Earlier this year, I compiled two small corpora of article abstracts from the most prominent journals in the American fields of rhetoric and writing studies: Rhetoric Society Quarterly and College Composition and Communication, respectively. The RSQ abstracts stretch from Winter 2000 (30.1) to Fall 2011 (41.5), for a total of 220 abstracts. The CCC abstracts stretch from February 2000 (51.3) to September 2011 (63.1), for a total of 261 abstracts. I think that article abstracts are a good vantage point for looking at disciplinary trends, because (in the humanities, anyway) researchers tend to write abstracts that function like movie previews. Designed to appeal to a specific disciplinary audience, abstracts signal that their articles ‘belong’ in the field by using all the right buzz words, name-dropping all the right researchers, and making all the right stylistic moves that make other researchers want to read the article.
Using Python and the Natural Language Toolkit to explore these two corpora of abstracts, I’ve discovered both interesting and unsurprising things about how rhetoric and writing studies have taken shape, over the last decade, as separate but ambivalently related disciplines. One of the more interesting pieces of capta demonstrated by the corpora is that the words ‘writing’ and ‘rhetoric’ share grammatical contexts with very different lexical items, suggesting that each word means something different in each journal.

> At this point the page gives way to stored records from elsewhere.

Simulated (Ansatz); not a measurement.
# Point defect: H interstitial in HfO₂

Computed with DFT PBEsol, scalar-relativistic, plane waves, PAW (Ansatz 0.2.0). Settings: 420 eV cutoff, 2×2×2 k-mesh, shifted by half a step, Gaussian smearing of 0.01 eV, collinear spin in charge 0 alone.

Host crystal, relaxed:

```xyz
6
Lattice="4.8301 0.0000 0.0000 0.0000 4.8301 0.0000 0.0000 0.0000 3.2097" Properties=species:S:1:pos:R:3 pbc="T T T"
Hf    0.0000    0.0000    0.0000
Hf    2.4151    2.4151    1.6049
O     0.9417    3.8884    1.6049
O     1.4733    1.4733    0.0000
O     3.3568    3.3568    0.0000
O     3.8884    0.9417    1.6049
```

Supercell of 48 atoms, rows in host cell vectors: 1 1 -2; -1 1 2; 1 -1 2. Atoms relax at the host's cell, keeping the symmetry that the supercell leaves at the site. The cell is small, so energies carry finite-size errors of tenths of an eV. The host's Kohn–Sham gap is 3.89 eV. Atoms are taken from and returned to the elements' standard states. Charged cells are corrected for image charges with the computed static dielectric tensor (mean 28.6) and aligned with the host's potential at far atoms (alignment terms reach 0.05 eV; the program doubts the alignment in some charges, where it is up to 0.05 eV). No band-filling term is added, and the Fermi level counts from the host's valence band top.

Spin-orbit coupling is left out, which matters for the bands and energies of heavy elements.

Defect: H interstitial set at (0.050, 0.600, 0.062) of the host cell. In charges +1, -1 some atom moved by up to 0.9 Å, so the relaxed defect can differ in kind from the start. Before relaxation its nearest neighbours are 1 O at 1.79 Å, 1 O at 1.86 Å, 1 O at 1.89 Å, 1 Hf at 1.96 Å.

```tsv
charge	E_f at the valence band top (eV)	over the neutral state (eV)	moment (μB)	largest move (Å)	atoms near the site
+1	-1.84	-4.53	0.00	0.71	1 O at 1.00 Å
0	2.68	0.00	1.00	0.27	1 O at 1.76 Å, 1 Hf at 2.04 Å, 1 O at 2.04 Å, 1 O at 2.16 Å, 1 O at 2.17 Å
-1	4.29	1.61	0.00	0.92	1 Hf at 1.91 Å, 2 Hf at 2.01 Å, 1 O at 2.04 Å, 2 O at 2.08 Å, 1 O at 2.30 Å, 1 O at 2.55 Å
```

Before I get to the details, though, here’s a bit about my methodology:
With Python and NLTK, you can chart how a word is used similarly or differently in two corpora. For instance, a concordance of the word ‘monstrous’ in Moby Dick reveals contexts such as ‘the monstrous size’ and ‘the monstrous pictures’. Running a few extra commands, you discover that words such as ‘impalpable‘, ‘imperial’, and ‘lamentable’ are also used in these same contexts. Running an identical search on Sense and Sensibility, however, reveals that ‘monstrous’ shares contexts with quite different terms: ‘very’, ‘exceedingly’, and ‘remarkably’. Dissimilar contexts reveal different connotations for ‘monstrous’ in each novel, positive or neutral in Austen but negative in Melville. This, basically, was the method I applied for mining the usage of ‘rhetoric’ and ‘writing’ in the abstracts corpora (more details below the tables, though).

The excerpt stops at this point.